WILLIAM WASHINGTON TAYLOR, JR.
W.W. Taylor, Jr. (1884-1953) was the son of W.W. Taylor, Sr. (1845-1915), who, like George R. Congdon, was among the “new men” who had risen to prominence in Georgetown in the 1880s. W.W. Taylor, Sr. had been affiliated with Heiman Kaminski (the father of Harold Kaminski), when he opened a hardware business on Front Street in 1867. When Kaminski later expanded into dry goods, he partnered with Sol Emanuel and W.W. Taylor, Sr., both of whom had been previously in his employ. When Taylor and Sol Emanuel later left the Kaminski firm, Taylor, Sr. founded W. W. Taylor & Son, dealers in builders' supplies, which operated in Georgetown for many years.
W.W. Taylor, Jr’s mother was Sarah Catherine Davis from Charleston. His parents had 12 children, but only five survived their mother, among them W.W. Taylor, Jr.

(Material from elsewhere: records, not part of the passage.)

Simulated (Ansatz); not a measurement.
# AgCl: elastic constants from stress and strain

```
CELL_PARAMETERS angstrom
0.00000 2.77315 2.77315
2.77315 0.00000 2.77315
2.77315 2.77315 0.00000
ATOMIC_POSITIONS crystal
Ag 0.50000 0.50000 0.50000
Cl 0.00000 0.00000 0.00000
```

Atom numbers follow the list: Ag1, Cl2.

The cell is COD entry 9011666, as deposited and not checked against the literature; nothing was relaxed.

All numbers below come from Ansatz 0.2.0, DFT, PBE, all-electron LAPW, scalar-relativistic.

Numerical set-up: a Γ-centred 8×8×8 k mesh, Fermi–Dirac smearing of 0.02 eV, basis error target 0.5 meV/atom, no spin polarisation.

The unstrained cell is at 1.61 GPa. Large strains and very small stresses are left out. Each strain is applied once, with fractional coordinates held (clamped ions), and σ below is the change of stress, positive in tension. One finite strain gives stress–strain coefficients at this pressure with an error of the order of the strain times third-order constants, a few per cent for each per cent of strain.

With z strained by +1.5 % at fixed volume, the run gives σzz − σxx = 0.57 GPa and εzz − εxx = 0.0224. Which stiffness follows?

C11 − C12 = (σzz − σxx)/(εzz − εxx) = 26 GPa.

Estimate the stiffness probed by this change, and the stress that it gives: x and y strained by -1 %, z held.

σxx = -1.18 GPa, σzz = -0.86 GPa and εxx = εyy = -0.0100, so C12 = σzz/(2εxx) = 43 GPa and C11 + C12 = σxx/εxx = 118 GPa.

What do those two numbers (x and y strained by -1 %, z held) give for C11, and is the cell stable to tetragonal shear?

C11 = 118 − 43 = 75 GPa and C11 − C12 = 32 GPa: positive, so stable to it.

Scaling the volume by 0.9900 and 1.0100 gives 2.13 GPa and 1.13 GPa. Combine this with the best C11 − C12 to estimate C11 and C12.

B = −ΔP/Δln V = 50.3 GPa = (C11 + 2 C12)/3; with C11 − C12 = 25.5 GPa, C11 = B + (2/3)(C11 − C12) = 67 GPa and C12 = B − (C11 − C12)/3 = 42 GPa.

W.W., Jr. attended Carlisle Military School at Bamberg, South Carolina, and the Carlisle Fitting School of Wofford College. He graduated from the University of Kentucky with a degree in business administration and was a member of the Pi Kappa Alpha fraternity. He afterward returned to Georgetown and entered his father’s building supply business. He was manager of W.W. Taylor & Son, when in Georgetown in 1908, he married Lucy Freeman Boone (1889-1982), a 1906 graduate of Chowan Baptist Female Institute (afterward Chowan College) in Murfreesboro, North Carolina. Her father, Charles Boone, had moved the family from North Carolina to Georgetown around 1900, when he came to work for Atlantic Coast Lumber. [“Charles Boone Dies Suddenly,” Georgetown Times (Oct. 30, 1930.)] The Taylors had a son, William W. (Billy) Taylor, and daughters, Mary Taylor Tanner (1909–1987) and Lucy Inez Taylor (1912–1916). Lucy Inez, like the aunt she was named for, did not survive childhood.
In 1915, W.W. Taylor, Sr. died, and Taylor, Jr. took over W.W. Taylor & Son. He also owned Black River Farm, where he raised chickens and sold eggs. [Georgetown Times (May 7, 1913.)] His brother, Harry Calhoun Taylor, may have been associated with W.W. Taylor & Son, and with the house. Harry never married and died in 1941. W.W., Jr.’s Taylor sisters married into the local Fraser, Porter and Haselden families. Another sister, Ida, married Alfred Legare from Charleston, who for a period of thirty years served as one of the superintendents of Bernard Baruch’s Hobcaw Barony.
However, by 1928, the Taylor’s house on the Bluff was in foreclosure, as was W. W. Taylor & Son, which soon closed. That same year the house and property were transferred to the next owners, Harold A. Sands and Paulding Fosdick.
After W.W. Taylor & Son closed, W.W. Taylor, Jr. did account work for several local firms. In the 1940 Georgetown census, he, his wife, Lucy, and two Taylor children are listed as living at 233 Broad Street.
The Taylors are buried in Elmwood Cemetery. W.W., Jr. is buried with his two daughters, while Lucy Boone Taylor is buried in the Boone family plot.